The last of the four letters supports this view and says: “It was the fourth, not the third, Marquis of Hertford who was supposed to be the prototype {12} of Thackeray’s Marquis of Steyne. . . . He was Richard Seymour Conway, who was born in 1800 and died in 1870.”[3]

Now, considering that these are the only opinions for which I have asked, and that they are so curiously divergent, it will, I think, be clear that it is time an authoritative declaration were forthcoming, based upon independent inquiries.

It may as well, then, be stated once for all that no one who has taken the trouble to investigate the lives of the three marquises above mentioned can hesitate for a moment in identifying the “Marquis of Steyne” with the third Marquis of Hertford. To those who are curious to know very full particulars about these noblemen I would recommend the perusal of an interesting article entitled “Two Marquises” in Lippincott’s Magazine for February 1874. Nor should they fail to read Disraeli’s Coningsby, and compare “Lord Monmouth” and his creature “Rigby,” whose prototypes were the same Marquis of Hertford and his creature Croker, with the {13} “Marquis of Steyne” and his managing man “Wenham.”

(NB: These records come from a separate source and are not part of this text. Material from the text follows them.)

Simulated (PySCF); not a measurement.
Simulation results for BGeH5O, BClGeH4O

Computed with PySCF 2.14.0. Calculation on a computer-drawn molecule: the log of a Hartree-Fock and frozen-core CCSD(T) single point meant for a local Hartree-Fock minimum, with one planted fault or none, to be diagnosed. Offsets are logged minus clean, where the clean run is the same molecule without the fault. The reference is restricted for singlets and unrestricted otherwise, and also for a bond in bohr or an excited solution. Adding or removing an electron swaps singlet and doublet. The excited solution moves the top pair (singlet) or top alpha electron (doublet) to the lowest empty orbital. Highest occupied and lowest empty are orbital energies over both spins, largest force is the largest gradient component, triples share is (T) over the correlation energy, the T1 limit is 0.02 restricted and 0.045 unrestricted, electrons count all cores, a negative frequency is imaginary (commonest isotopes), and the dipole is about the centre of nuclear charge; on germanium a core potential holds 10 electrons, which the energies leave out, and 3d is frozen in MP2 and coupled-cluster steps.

And, whilst we are identifying the third Marquis in Coningsby and Vanity Fair, reference may be made to another most unflattering portrait of that notorious nobleman in a book published anonymously in 1844, which was immediately suppressed, but is now not infrequently to be found in second-hand book catalogues. The book was (I believe) written by John Mills, and had ten clever etched plates by George Standfast (probably a nom de plume). Copies in the parts as published are excessively rare. The title of the book is D’Horsay; or the Follies of the Day, by a Man of Fashion.[4] It dealt with the escapades, vices, and adventures of well-known men of the day under the following transparent pseudonyms: Count d’Horsay, the Marquis of Hereford, the Earl of Chesterlane, Mr. Pelham, General Reel, Lord George Bentick, Mr. George Robbins, auctioneer, the Earl of Raspberry Hill, Benjamin D——i, Lord Hunting-Castle, and others. The {14} account of the “closing scene in the life of the greatest debauchee the world has ever seen, the Marquis of Hereford,” is too horrible to repeat.

[3] As I write, a great daily newspaper informs the world that it was the first Marquis.

[4] This scurrilous and poorly written book has lately been thought worthy of resurrection and repub­li­ca­tion.

So much for the identity of the “Marquis of Steyne” as described in Thackeray’s letterpress, which need not be dwelt upon here at greater length, seeing that the immediate object of this chapter is to deal with the accompanying engraving and its history. And in proceeding to this examination it should not be forgotten, in fairness to the novelist, that Thackeray has explained that his characters were made up of little bits of various persons. This is no doubt true enough. At the same time, we cannot but be aware that, although the details may have been gathered, the outline has been drawn direct from the life.

The Suppressed Portrait of the Marquis of Steyne

Vanity Fair was issued originally in monthly parts. Its first title was Vanity Fair: Pen and Pencil Sketches of English Society. Its first number was dated “January 1847,” and had “illus­tra­tions on steel and wood by the Author.” On p. 336 of the earliest issue of this first edition appeared the wood engraving of the Marquis of Steyne, wanting which a first edition is, to the {15} biblio­maniac, Hamlet with Hamlet left out. In the later issues, the engraving (which I here reproduce) was omitted, as also was the “rustic type” in which the title appeared on the first page.[5] The publishers were Messrs. Bradbury and Evans, {16} as was natural, Thackeray being at this time on the staff of Punch. In later editions of the novel, published by Messrs. Smith, Elder and Co., the engraving reappears—viz. on p. 22 of vol. ii. in the standard edition, and on p. 158, vol. ii., of the twenty-six-volume edition.[6]